I am interested in the following PDE on a $d$-dimensional torus $\mathbb{T}^d$ \begin{align*} &\partial_tu(t,x) = \Delta u(t,x) +f(u(t,x),t,x),\\ & u(0)=u_0\in L_2 \end{align*} where the function $f$ is locally (but not globally!) Lipschitz in the first argument and is continuous in $t$, $x$. Assume also a certain dissipativity condition on $f$ to prevent blow-up (e.g. $(z_1-z_2)(f(z_1,t,x)-f(z_2,t,x))\le C-C|z_1-z_2|^2$.)
My question is how to prove that this equation has a unique classical solution. It should be very standard but I cannot find an appropriate reference.
I also would like to show that this solution is continuous on $(0,T)\times\mathbb{T}^d$.

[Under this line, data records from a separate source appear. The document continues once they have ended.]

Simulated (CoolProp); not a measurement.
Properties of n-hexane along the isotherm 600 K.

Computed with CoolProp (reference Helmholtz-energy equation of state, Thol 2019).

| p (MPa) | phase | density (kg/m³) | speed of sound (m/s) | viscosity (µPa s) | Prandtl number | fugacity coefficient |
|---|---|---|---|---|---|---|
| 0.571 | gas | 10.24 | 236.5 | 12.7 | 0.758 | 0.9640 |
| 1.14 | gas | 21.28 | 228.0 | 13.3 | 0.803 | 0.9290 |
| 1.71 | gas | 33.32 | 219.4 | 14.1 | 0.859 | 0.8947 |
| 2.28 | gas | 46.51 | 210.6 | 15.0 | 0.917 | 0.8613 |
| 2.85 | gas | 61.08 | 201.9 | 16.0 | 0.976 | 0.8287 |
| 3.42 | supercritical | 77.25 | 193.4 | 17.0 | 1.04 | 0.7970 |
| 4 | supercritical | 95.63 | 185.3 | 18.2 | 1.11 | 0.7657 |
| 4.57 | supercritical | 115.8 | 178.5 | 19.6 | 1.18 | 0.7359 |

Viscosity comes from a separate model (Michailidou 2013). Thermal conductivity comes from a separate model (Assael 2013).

Update: I guess uniqueness would follow by the standard argument (namely, by considering two solutions, taking their difference and applying the Gronwall lemma). Thus it remains to show global existence. This apparently was already asked at this forum but with no replies: Existence of solutions to a reaction-diffusion problem.
Update 2: the case when the initial condition is continuous or in $L_\infty$ follows from Lunardi's book, Proposition 7.3.1. Thus, the problem is that my initial data is in $L_2$. Is it possible to show that a limit of classical solutions corresponding to smooth initial conditions is also a classical solution?